Over eleven years, success and failure in life and love come to five fans of Eurovision
It's 2012 and Josh, a Eurovision superfan, is like a toddler on Sunny D because tonight is THE NIGHT! Live, all the way from the shores of the Caspian Sea, the annual orgy of camp, chanteuses and carnivalesque is being beamed into his flat and he has fellow drama school EV-ers, Kat and Daz along for the ride. Euphoria (Loreen, Sweden, 2012, winner) does indeed lie in store.
Martin Blackburn's new comedy tracks our three besties and the strippergram, Andy, who arrived at the wrong address but soon joins the clan and Gina, Josh's mother, as the Eurovisions slide by and friendships and romances bloom and fade. It's a super idea for a play and much of it works, but, as can be the case with a show that lives or dies on its laugh quotient, the tone isn't always as consistent nor as sustained as it might be.
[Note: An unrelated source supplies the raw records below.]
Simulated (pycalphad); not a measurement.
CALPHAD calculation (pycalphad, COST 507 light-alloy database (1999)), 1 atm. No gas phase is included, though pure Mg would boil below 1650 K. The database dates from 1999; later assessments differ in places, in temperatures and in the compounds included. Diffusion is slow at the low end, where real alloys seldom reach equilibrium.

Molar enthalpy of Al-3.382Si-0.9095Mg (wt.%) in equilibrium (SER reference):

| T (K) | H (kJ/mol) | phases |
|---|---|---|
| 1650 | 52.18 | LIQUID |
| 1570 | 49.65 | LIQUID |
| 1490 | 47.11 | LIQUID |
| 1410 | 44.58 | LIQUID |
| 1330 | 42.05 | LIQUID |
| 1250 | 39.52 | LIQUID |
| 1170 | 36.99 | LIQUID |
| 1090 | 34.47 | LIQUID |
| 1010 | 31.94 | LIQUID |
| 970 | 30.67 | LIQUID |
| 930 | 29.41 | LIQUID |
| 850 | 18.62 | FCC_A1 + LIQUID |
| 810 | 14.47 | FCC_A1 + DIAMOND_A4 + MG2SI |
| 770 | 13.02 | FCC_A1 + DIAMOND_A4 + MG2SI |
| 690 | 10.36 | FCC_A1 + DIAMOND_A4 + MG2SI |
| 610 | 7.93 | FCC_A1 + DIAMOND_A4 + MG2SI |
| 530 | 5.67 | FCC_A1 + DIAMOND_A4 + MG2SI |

Kane Verrall has a lot of fun with Josh, the man who can construct whole sentences out of Eurovision song titles down the years. He really drives the uproarious opening half-hour or so, but we're also catching a touch of tragedy looming. His friend Kat (Charlotte East) is on a Phoebe Waller-Bridge-like trajectory from one-woman Edinburgh Fringe show to superstardom and, as the Eurovisions come and go, her mining of his personality but reluctance to cast him in a role that would make his career, eats into their relationship.
Meanwhile, Daz (Marcus J Foreman) is getting plenty of acting jobs but boozing plenty too which fractures his relationship with Kat but he's getting on fine with Andy (Sean Huddlestan), buff and bluff as the dancer who just rubs along, but succeeds anyway. Adèle Anderson does what she can with the matriarch Gina, but she's mainly there to add a few upper-middle class putdowns to the loved-up (and not so loved-up) youngsters.
It's all pretty light over-the-top stuff in the first half, a few risqué quips, a few (more than a few) Eurovision in-jokes and a narrative of relationships coming under pressure as professional and personal priorities crack them apart. But the plot takes a not entirely unexpected turn in the second half that deflates that balloon and introduces a poignancy that never quite lands as convincingly as it should.
At two and a half hours or so including the interval, it would be a tough call to maintain the energy and humour throughout, but the transformation from a very specific and laugh-laden opening to a somewhat generic closing half-hour (parenting, guilt and single middle-aged woman looking for love), saps the pace a comedy needs.
Like many a Eurovision in the last couple of decades, it could do with being shorter with fewer segments that appear to be just making up the numbers. But, as superfans and casual viewers would agree, the good moments are very good indeed. If not quite douze points, it's more than nul points, so a qualified congratulations (Cliff, UK, 1968, second) to everyone involved.
Back to you in Liverpool, Graham, for the votes of the other juries.